I imagine this is a fairly popular problem to have, but I can't seem to find the right terminology, so I apologize in advance.

I am currently creating rather simple shapes, mostly by combining simple meshes, using the boolean modifier. However, this leaves artifacts which lead to all kinds of unwanted behavior.

The simplest way to recreate what I mean is to boolean -> union two cubes of the same size:


The upper mesh in the picture is the union with all its weird artifacts, the lower mesh is what I'd like to get to. I tried mesh -> clean up in edit mode, but apart from removing loose vertices, it doesn't really help much. Also, just deleting them in edit mode leads to all kinds of weird behavior.

I also tried the remesh modifier, which works on the example above and feels like it's the right answer, but it just doesn't work at all on my actual project (which I don't want to share here). Can this be due to the fact that all kinds of already applied modifiers still interact with each other?

A somewhat adjacent problem I faced are vertices which lie on the inside of a mesh.

Is there a simple way to solve this? Ideal for my use would be a tool/modifier which essentially retraces the surface of a mesh and removes any unneeded vertices, such as vertices that are on a flat surface, or that are creating weird loops and such.

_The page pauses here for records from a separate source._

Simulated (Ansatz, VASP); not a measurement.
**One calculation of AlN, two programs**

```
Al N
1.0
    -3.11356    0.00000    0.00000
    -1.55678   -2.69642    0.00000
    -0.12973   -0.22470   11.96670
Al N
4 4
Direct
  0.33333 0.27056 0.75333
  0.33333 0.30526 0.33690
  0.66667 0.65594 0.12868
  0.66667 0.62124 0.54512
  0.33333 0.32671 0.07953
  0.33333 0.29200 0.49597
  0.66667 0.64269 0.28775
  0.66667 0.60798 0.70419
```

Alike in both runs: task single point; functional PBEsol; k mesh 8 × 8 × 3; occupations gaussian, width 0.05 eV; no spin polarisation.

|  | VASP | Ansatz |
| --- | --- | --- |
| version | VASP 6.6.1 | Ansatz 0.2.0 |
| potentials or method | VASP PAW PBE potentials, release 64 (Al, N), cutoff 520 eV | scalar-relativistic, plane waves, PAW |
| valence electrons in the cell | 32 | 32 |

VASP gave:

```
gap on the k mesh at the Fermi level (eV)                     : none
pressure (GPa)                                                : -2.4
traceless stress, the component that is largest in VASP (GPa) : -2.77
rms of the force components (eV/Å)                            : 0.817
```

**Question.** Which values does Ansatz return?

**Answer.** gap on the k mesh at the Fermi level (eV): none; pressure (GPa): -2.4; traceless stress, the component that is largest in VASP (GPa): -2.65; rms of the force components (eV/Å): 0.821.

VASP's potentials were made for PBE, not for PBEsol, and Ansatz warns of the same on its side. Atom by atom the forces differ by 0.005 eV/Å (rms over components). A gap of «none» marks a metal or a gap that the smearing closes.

I hope that makes somewhat sense.

Thanks in advance and regards,


  • $\begingroup$ I'm not sure there's any magic trick to clean your mesh except merging and deleting the unwanted vertices, faces and edges. Boolean can be very useful sometimes but when it's easier to work with some simple move, extrude, why bother? Also, Boolean doesn't work good when faces are overlapping, which is the case here... $\endgroup$
    – moonboots
    Oct 7, 2019 at 7:48
  • $\begingroup$ I tried deleting unwanted vertices and so on, but it left me with very unexpected holes in the mesh. Yes, I assume that some of the modifiers I used interacted in ways I didn't predict and that weren't visible until now. $\endgroup$
    – tkk_tkk
    Oct 7, 2019 at 10:26
  • $\begingroup$ What you are looking for is called "automatic retopology", and isn't included in blender by default. However, there are some addons that attempt to do this for you, which you could try. $\endgroup$
    – person132
    Oct 7, 2019 at 14:39

1 Answer 1


Generally I would advise not worrying about topology when you model. Clean topology can be essential and a mark of good modeling skills but its much better to model first and retopologise later.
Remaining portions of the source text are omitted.